This character (Chizz) is linked to in my sig.


----------



## Dannager (Jun 19, 2011)

I don't know if it's _surprisingly_ effective, since it's pretty obvious from the get-go that this is a solid combo, but I put together an Avenger/Invoker hybrid with Paladin multiclass that basically keeps vulnerable 20 (or higher) radiant on every enemy for the whole fight, deals thousands of points of radiant damage every round, and keeps himself and his allies fully healed and free of debilitating conditions at the same time.

It's pretty okay.


----------



## Neonchameleon (Jun 19, 2011)

Fighter/Rogue with Tempest Talent and short sword and dagger.  Pretty much dex-only, with the fighter daily being Rain of Steel and the encounter adding dex to your to hit as a rider.

Anything/Warlord.


----------



## Evilhalfling (Jun 19, 2011)

I haven't played him but my Warforged Warden/Warlord with Warlock multi-class looks like actually a decent defender.  Okay so the warlock feat is just unnecessary.  The Warsoulblade (component-weapon) is a necessity.


----------



## Mengu (Jun 19, 2011)

I find any melee|range combo to be pretty good for contributing in the most effective way to any encounter. Monk|Ranger for instance is a very versatile combo. Paladin|Warlock, Battlemind|Warlock, Paladin|Sorcerer, Swordmage|Wizard and the like are probably obvious combos, but I particularly like their flexibility.
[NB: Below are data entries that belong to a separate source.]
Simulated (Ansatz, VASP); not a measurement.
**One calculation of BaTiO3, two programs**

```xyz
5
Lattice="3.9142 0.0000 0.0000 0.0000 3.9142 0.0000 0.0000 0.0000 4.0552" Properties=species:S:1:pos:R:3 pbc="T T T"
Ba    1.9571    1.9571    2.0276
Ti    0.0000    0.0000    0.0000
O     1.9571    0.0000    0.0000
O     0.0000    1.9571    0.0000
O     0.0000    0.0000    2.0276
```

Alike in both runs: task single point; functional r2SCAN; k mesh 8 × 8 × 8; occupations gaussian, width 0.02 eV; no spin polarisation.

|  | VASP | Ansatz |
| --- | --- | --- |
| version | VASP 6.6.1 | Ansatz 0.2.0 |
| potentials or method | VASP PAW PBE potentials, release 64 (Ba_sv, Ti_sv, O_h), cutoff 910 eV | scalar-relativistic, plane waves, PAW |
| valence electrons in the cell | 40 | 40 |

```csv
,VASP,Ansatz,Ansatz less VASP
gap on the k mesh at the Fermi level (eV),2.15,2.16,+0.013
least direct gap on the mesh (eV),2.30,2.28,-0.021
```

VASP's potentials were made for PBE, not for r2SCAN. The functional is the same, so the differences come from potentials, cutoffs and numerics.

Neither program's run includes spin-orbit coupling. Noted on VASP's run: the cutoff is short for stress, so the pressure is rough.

Being a hybrid is a slow career though. The flexibility and tricks do come at a somewhat hefty cost.


----------



## Mummolus (Jun 19, 2011)

Had a player in my group who tried an Avenger/Shaman combo... It didn't quite work, but every so often seemed like it might. Could be worth looking at, with some optimization.


----------



## kristoaster (Jun 20, 2011)

Fighter-ranger, with the tempest fighter ability and two off-hand defensive weapons (double sword or two gauntlet axes from dark sun). Ideal!


----------



## TerraDave (Jun 20, 2011)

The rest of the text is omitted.